Enabling Charity

panhandleA blogger that I follow wrote about something that happened to her a few days back.  In a nutshell: a street person who looked like an addict asked her for some money to buy bread. She offered to buy the bread for this person, but that offer was refused. She was wondering if she had handled this situation correctly.

This reminded me of something similar that happened to me last year. Someone asked me for some money for food as I was returning home from walking my dogs. I told him to hang on, went into the house and returned with a small bag of tortillas and an easy-to-open tin of tuna, which he accepted. A short while later when I was heading off to town, I saw the unopened tin and tortillas tossed off to the side of the road a little ways up from my front gate. I guess he wasn’t as hungry as he claimed.

The question is, do I give people money who ask for it, even if it seems obvious that it’s probably going toward the purchase of a small rock or bottle? Am I not enabling them in their addiction? As someone in recovery I am torn.  I may not have lived on the streets, but I realize that had I not received the gift of recovery when I did, that is where I would have ended up.  I do know what it is like to need that fix of whatever. I do know the need to have something in me to calm my nerves and stop my hands from shaking. In those moments, I didn’t need food. What I really needed right then was my ‘stuff’. Without it I could hardly function even at the most basic level.  I may have been somewhat hungry, but my addiction was front and centre. Until that craving was fulfilled, everything else was in second place.

That’s why it’s hard to answer the question.  On the one hand, I don’t wish to contribute to the further destruction of an individual. On the other hand, I know the intensity, the yearning, the incessant pleading of addiction.  Why did this person asked for food, when money for his ‘stuff’ was what he really needed? Probably to sound better and make his appeal more palatable. Probably because it worked. Coins for food doesn’t sound like I’m enabling someone in their addiction.

Early in my recovery a fellow approached me.  “Listen man,” he said.  “I’m an addict.  I need money to get some shit.”  I was taken aback by his honesty, and thanked him for it. It was a novel and honest approach and it worked. I gave him the equivalent of about a dollar and reminded him that it he wanted to get off the roller coaster he was on I would be happy to talk to him.  But his ‘need’ had to be fulfilled and he was off.

All of this reminds me of a story I heard years ago from a Jesuit priest who lived in one of the sketchier neighbourhoods of New York City.  Every day when he left his apartment he was bombarded by people panhandling on the street. Should he give money? Who should he give it to? To how many should he give? He came upon a wise solution. He put a dollar bill into the pocket of his jacket when he left for work.  The first person who asked him for money that morning got the dollar. He didn’t ask the reason why this person needed the money, nor judge that his clothes were too clean or too dirty to deserve that dollar. He just gave it away.  The priest said that it wasn’t his responsibility to judge people, their circumstances, or their lifestyle.  His responsibility was to be charitable to others, to offer his time, talent and treasure to all people.

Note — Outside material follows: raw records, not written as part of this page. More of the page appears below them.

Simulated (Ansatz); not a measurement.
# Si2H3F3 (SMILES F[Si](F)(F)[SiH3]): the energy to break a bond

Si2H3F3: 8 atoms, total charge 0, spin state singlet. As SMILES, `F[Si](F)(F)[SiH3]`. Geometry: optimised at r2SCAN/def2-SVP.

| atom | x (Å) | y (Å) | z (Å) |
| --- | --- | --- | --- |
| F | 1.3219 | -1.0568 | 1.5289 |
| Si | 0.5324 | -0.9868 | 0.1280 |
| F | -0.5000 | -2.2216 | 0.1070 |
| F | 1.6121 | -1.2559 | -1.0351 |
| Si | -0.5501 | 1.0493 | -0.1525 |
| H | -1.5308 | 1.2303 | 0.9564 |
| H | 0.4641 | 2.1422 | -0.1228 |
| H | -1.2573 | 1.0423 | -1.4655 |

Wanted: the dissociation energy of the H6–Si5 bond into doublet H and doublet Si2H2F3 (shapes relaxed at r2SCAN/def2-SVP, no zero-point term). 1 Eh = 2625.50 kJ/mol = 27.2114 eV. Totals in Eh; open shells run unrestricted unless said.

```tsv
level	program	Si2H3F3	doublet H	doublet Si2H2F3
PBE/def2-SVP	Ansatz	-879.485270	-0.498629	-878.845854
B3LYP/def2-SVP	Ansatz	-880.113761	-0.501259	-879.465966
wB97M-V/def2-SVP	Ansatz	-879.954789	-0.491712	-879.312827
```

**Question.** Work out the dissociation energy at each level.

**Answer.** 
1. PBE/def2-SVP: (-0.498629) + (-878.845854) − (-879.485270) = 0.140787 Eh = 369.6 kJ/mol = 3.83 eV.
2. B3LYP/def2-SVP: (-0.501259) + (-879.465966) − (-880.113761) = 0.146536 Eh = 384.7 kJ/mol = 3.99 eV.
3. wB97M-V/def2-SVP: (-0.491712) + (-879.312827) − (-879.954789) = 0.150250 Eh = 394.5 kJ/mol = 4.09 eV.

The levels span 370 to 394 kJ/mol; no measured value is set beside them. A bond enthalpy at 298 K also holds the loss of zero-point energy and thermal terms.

This is an approach that works for me.  I’ve been struggling with giving money to an individual when it is obvious what it going to be used to buy. I know what they are going through. I can relate to their suffering. So I’ve determined that each day I will give the equivalent of one dollar to the first person who asks me for it. After that, anyone else who wants food or bus fare, I’ll buy it for them if they really want it and if I have it to spend.  It’s a solution that works for me and I offer it as one of many possible solutions for others who are struggling with this question.